Since 1970, April 22 has been a day to raise awareness, brainstorm for ways to reduce our carbon footprints, and take the necessary steps to do something, anything, to take better care of our Earth.
Is it working?
I was 7 years old when I walked in the first Earth Day parade in Cedar Rapids. My friend’s mother dove right into the recycling campaign and was thrilled at the idea of a parade. With unhinged excitement, she tied plastic bottles and tin cans to us and encouraged us to walk proudly down the middle of the street during the silent and dramatic statement of the horrible injustice we were doing to our Mother Earth.
The ’70s had ushered in an era of gas-guzzling monstrous cars and insane industrial growth, and no one seemed to care too much about the consequences of what it would do to the balance of nature. But one man did.

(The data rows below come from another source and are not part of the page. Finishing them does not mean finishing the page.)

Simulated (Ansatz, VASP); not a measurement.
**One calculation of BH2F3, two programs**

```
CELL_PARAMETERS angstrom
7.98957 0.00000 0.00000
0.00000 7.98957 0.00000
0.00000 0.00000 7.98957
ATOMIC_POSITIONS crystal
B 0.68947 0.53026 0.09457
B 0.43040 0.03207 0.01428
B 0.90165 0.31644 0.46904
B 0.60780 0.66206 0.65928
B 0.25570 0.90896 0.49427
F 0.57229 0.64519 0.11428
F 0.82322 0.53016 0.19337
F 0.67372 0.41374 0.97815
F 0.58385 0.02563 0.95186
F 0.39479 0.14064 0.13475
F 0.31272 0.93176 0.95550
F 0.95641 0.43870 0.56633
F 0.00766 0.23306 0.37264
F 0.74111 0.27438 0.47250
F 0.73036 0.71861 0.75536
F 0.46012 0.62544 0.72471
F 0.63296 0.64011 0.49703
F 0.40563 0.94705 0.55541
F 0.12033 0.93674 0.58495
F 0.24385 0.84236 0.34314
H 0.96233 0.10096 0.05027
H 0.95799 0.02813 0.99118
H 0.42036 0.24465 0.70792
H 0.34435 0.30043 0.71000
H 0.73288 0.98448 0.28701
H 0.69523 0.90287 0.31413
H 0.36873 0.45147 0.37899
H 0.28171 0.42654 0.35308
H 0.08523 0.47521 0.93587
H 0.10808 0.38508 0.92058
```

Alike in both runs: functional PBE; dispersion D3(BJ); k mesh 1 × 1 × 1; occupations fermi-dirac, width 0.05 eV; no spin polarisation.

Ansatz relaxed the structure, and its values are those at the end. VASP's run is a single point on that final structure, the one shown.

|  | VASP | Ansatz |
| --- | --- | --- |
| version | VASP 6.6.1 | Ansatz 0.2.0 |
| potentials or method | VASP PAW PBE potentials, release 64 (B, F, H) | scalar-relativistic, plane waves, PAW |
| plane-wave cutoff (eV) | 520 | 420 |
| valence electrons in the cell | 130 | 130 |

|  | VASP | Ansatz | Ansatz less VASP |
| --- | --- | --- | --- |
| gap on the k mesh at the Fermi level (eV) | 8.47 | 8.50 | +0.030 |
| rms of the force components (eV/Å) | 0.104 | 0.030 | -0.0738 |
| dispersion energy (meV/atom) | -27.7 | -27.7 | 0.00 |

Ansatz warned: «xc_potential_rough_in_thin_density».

Earth Day founder Gaylord Nelson, then a U.S. Senator from Wisconsin, took action after witnessing the ravages of the 1969 massive oil spill in Santa Barbara, California. According to earthday.org, he was “inspired by the student anti-war movement, and realized that if he could infuse that energy with an emerging public consciousness about air and water pollution, it would force environmental protection onto the national political agenda.”
It wasn’t until years later that I understood the significance of that first walk. It was the beginning. And though the entire world may not understand or share the same urgency as many of us do, at least we can say we are trying. We are doing something we believe in.
Every day we are given choices that can help us do our part to raise awareness of the importance in reducing our waste, to conserve energy, to come up with better ways of doing things. Take the bus, walk or ride a bike; turn off the lights or invest in energy-saving light bulbs; plant a garden or a few trees. Reduce, reuse, recycle. Let me state that again. Reduce, reuse, recycle.
More people need to become aware of the massive impact humans are having on our beautiful Earth, and we need to learn how to take better care of her.
How am I going to celebrate Earth Day? I’m going to pick up trash in my neighborhood. It might be a little thing, but it’s some-thing.